The bioinformatics workflow managers are designed around the quirkiness of bioinformatics, and they remove a lot of boilerplate. That makes them easier to grok for someone who doesn't have a strong programming background, at the cost of some flexibility.

Some features that bridge the gap:

1. Command-line tools are often used in steps of a bioinformatics pipeline. The workflow managers expect this and make them easier to use (e.g. https://github.com/snakemake/snakemake-wrappers).

2. Using file I/O to explicitly construct a DAG is built-in, which seems easier to understand for researchers than constructing DAGs from functions.

3. Built-in support for executing on a cluster through something like SLURM.

4. Running "hacky" shell or R scripts in steps of the pipeline is well-supported. As an aside, it's surprising how often a mis-implemented subprocess.run() or os.system() call causes issues.

5. There's a strong community building open-source bioinformatics pipelines for each workflow manager (e.g. nf-core, warp, snakemake workflows).

Airflow – and the other less ___domain-specific workflow managers – are arguably better for people who have a stronger software engineering basis. For someone who moved wet lab to dry lab and is learning to code on the side, I think the bioinformatics workflow managers lower the barrier to entry.


> are arguably better for people who have a stronger software engineering basis

As someone who is a software developer in the bioinformatics space (as opposed to the other way around) and have spent over 10 years deep in the weeds of both the bioinformatics workflow engines as well as more standard ones like Airflow - I still would reach for a bioinfx engine for that ___domain.

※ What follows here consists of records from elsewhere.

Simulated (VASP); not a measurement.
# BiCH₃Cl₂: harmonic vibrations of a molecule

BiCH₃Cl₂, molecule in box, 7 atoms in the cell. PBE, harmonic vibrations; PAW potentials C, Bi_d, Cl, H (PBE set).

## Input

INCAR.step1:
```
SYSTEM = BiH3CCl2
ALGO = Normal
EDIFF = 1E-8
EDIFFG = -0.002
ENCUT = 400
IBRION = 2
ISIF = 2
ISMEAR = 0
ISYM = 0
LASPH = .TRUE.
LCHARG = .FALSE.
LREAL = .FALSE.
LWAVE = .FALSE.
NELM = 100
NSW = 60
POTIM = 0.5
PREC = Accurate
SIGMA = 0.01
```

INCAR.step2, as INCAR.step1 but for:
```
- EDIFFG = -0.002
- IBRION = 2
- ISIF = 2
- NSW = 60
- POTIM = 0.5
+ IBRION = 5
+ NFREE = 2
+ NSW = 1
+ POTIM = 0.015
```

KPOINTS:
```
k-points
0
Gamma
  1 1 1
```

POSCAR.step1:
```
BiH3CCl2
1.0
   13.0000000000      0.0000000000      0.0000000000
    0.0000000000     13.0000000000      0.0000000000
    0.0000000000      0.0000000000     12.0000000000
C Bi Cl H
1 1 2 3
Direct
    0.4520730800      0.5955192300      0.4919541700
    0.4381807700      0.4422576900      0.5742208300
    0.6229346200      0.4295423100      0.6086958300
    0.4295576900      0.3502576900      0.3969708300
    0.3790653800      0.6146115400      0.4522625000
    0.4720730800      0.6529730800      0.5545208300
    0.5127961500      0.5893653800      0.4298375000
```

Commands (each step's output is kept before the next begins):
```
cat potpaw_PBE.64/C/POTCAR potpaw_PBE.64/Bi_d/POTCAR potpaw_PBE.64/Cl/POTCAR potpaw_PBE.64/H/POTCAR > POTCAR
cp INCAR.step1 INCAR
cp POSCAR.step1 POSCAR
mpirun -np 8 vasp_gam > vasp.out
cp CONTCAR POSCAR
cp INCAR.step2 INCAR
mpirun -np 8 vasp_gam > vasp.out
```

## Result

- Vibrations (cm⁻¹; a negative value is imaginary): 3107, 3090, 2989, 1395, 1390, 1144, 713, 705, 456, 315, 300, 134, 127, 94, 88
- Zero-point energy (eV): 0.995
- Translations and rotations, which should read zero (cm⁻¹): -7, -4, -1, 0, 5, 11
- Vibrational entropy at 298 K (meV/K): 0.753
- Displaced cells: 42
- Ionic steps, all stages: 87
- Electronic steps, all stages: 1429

But - what I find most exciting is a newer class of workflow tools coming out that appear to bridge the gap, e.g. Dagster. From observation it seems like a case of parallel evolution coming out of the ML/etc world where the research side of the house has similar needs. But either way, I could see this space pulling eyeballs away from the traditional bioinformatics workflow world.


The problem with Airflow is that each step of the DAG for a bioinformatics workflow is generally going to be running a command line tool. And it'll expect files to have been staged in and living in the exact right spot. And it'll expect files to have been staged out from the exact right spot.

This can all be done with Airflow, but the bioinformatics workflow engines understand that this is a first class use case for these users, and make it simpler.